Maybe Justice Roberts ended up voting to uphold 'Obamacare' to prevent Clarence Thomas from casting the deciding vote in the case. Calls to impeach Justice Thomas for not recusing himself based on his wife's financial interest in the outcome were renewed even though Thomas ended up in the minority. If the law had been struck down 5-4, Thomas could be said to have cast the deciding vote, and those calls for impeachment would have been much louder. Thomas would likely have brazened it out, and gotten away with that course, but the reputation of the Supreme Court would have taken another severe blow, perhaps comparable to the reactions to Bush v Gore and Citizens United.
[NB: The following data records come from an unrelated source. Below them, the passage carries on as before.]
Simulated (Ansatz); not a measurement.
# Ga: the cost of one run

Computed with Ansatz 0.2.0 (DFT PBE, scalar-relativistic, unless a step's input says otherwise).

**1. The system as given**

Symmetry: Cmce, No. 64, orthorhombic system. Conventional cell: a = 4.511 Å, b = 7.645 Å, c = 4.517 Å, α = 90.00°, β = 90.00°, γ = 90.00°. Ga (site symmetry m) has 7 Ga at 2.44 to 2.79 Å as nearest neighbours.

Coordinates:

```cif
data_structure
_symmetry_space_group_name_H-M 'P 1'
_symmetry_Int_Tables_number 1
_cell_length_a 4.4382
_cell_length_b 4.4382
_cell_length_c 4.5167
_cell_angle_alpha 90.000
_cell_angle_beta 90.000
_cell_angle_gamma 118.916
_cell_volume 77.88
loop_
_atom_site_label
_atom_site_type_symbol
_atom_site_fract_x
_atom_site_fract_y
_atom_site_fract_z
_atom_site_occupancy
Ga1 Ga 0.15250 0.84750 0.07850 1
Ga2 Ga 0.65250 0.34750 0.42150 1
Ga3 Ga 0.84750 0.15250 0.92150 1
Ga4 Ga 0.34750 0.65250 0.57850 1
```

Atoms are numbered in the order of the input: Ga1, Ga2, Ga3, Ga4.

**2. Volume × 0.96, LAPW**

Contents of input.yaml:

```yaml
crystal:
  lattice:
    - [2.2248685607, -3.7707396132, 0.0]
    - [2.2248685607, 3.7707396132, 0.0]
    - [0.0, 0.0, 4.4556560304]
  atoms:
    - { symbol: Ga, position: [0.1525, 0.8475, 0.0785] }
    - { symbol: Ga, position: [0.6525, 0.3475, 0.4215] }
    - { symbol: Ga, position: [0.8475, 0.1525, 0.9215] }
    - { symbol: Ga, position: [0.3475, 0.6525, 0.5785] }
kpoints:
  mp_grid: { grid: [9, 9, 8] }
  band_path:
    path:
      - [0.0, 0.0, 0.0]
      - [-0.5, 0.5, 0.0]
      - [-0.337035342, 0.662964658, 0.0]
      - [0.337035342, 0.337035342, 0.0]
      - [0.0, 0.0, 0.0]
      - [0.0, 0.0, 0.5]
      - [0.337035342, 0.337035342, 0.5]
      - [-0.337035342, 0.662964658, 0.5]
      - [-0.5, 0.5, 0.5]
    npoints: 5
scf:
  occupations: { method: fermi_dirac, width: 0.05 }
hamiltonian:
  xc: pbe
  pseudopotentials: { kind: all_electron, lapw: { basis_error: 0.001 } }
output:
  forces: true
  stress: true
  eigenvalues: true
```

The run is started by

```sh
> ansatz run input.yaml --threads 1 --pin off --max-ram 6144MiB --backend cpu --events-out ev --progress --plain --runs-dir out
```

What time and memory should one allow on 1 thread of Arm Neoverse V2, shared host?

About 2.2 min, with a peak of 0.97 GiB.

Similar things have happened before. When he was Chief Justice, William Rhenquist occasionally switched his vote to turn a 5-4 majority into 6-3. I believe he said it was because he didn't want an important case to be decided 5-4. It also gave him the option of writing the majority decision, which he may have wanted so he could limit the scope of whatever precedent was set.
On December 31, 1974, Justice William O. Douglas had a stroke that left him with a paralyzed left leg and possibly with a cognitive deficit. The other justices decided they wouldn't let Douglas cast a deciding vote, by postponing a final decision on any case in which the other eight were split 4-4. By the next year, Douglas had retired.
So perhaps Justice Roberts voted in a surprising way on the Affordable Care Act case for the good of the Supreme Court as an institution.